Monday, February 15, 2010

How to Measure your Online Marketing Efforts


Recently I was reading about click-thru rates of webpage ads and it hit me.

The web people are wrong.

The way to measure has not changed in the past 100+ years. (Even though the Internet is only 40 years old.)

The web people say that measuring your online marketing efforts is easy. All the data is available. Real Numbers, not estimates.

Traditional Media can give you estimates of who is seeing your ad with traffic counts for Billboard exposure, Nielsen ratings for Television shows, Arbitron ratings for Radio stations, Circulation numbers for Print, etc.

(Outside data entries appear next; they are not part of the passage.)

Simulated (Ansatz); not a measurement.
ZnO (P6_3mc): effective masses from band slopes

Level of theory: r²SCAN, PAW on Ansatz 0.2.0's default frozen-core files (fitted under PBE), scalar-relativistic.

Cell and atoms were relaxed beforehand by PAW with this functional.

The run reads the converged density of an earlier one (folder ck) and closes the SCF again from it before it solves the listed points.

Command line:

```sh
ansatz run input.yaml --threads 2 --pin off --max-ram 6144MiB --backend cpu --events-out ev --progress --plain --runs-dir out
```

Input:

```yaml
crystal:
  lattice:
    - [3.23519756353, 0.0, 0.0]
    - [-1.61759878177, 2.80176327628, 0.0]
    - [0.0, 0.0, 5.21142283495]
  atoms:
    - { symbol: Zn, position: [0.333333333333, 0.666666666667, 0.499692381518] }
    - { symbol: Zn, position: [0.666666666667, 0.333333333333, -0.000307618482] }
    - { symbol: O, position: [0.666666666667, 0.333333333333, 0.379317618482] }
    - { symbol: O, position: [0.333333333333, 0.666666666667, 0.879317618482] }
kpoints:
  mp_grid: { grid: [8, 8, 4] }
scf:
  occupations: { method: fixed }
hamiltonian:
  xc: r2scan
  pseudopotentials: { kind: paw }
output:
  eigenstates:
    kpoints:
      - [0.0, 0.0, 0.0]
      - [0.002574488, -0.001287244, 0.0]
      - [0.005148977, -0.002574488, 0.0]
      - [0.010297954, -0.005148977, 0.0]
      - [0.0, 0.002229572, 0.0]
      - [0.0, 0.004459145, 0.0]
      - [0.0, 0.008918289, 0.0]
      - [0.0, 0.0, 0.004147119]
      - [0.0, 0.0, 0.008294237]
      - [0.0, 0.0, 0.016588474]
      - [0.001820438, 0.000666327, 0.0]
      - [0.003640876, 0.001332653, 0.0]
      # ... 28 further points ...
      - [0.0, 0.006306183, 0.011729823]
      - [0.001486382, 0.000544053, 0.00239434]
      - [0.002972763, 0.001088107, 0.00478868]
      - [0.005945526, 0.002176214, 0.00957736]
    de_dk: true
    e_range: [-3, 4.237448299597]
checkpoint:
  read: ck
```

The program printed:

But all of these measurements are designed to measure who is watching, hearing, seeing, or reading the advertising medium, not the results that each business receives.

The real measure of the effectiveness of your advertising and marketing is results. Is your company doing better than it was last year? Or perhaps the question might be is your company gaining market share compared to your competitors?

Unless there is only ONE way for people to hear about your business, then all advertising analysis are flawed. And when you consider word of mouth along with advertising, you'll see that there is always more than ONE way for people to hear about you.

So, when I first talk to a client, I want to know all of the methods and medias they are using to spread the word about what they are doing. This includes paid advertising, and free efforts.

Next I want to make sure we are presenting a consistent message in all areas.

Can you measure the results of any marketing efforts accurately? Not really. At least not in the manner that the medias are trying to sell to you.